Pregnant with God’s Possibilities
May 31, 2017
“Woe to you when all speak well of you, for that is what their ancestors did to the false prophets.” (Luke 6:26)
Today is the Feast Day of the Visitation of the Blessed Virgin Mary. We remember the joyful moment between Mary and Elizabeth, both pregnant with sons who would come into the world preaching love and upsetting the standard order of things. Icons and images of this moment show two women, embracing. Mary, we read in Luke, has encountered the Archangel Gabriel who has announced God would like to collaborate with her to birth Jesus into the world. Of course, she immediately goes with haste to see Elizabeth to share this news. God is also collaborating with Elizabeth to bring John the Baptist into the world.
The Babe John leaps in the womb upon hearing Mary’s greeting. Elizabeth greets Mary, saying, “Blessed are you among women.” And Mary replies with her hymn, the Magnificat.
This day, filled with the love and joy of two women, pregnant with God’s possibilities, seems to be in opposition to Jesus’ teachings on the great sorrow people can expect when they strive for popularity among all people.
Mary’s hymn reminds us otherwise. She sings of God who is faithful to God’s children, of God who lifts up the lowly and scatters the strong in their conceit, of God who fills the hungry with good things and sends away the rich empty.
She in her hymn and Jesus in his teachings remind us of God who is unimpressed by wealth, showy gestures, and the number of Twitter followers.
God is in love with us because we are God’s, and blesses us not because we have earned God’s love, but because God waits for us to leap with joy at the sound of love verbalized in the voices, songs, and lives of others. God loves the parts of us hungry for food and love, outcast from the popular table and from our own sense of worth, and vulnerable among a world obsessed with power.

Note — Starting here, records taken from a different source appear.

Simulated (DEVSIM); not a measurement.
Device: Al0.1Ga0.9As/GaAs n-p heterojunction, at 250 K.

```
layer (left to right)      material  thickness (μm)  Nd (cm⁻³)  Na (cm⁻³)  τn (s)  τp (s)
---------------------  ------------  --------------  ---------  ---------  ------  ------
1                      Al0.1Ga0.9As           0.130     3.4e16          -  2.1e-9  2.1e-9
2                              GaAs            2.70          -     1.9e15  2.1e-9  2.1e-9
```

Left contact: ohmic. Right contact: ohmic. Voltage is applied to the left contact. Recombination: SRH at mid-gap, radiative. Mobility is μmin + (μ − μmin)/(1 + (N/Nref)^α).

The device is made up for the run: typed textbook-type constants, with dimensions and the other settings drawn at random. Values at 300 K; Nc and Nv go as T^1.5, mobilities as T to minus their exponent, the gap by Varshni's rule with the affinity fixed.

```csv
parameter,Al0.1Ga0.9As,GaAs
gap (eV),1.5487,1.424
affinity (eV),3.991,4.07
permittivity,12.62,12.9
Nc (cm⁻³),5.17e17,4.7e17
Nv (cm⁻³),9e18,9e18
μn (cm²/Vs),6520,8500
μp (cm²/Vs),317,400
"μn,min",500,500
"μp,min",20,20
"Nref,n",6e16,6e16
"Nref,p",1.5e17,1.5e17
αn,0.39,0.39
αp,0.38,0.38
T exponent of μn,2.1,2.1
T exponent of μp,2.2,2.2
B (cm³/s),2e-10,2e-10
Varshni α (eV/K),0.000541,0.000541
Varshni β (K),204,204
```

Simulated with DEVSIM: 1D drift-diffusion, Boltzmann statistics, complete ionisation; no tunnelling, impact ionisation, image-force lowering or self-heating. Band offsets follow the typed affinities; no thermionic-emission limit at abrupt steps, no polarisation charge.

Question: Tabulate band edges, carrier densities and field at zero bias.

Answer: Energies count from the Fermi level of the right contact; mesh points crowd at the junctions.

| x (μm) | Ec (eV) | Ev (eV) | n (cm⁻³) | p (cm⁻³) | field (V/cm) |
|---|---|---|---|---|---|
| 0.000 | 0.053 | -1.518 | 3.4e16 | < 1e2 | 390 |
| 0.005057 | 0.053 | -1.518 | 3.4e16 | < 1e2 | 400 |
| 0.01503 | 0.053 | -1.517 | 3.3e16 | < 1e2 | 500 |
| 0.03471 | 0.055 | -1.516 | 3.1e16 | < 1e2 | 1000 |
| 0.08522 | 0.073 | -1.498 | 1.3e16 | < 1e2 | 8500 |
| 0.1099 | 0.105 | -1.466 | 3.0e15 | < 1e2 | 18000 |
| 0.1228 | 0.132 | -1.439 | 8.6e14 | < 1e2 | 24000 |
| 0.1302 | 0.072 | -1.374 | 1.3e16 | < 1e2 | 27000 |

Woe to us all when we forget to meet the voice of God with joy because we are more concerned with what the voices of others say about us. Woe to us when we forget to collaborate with God to birth love into the world because we collaborate with those who would oppress and belittle children of God. Woe to us when we choose to visit with the rich, full, and powerful instead of going in haste to be with those who remind us of our own fragility and vulnerability.
May our souls magnify the Lord. May our spirits rejoice in God our Savior. And may we leap with joy at our own lowliness, the beloved of God.
Jana
The typos are very distracting. I would rather my eyes not pick-up on them so that I could embrace this fantastic text.
inLOVE
Peg S.
I’m so glad I read this today. Thank you, Laurie.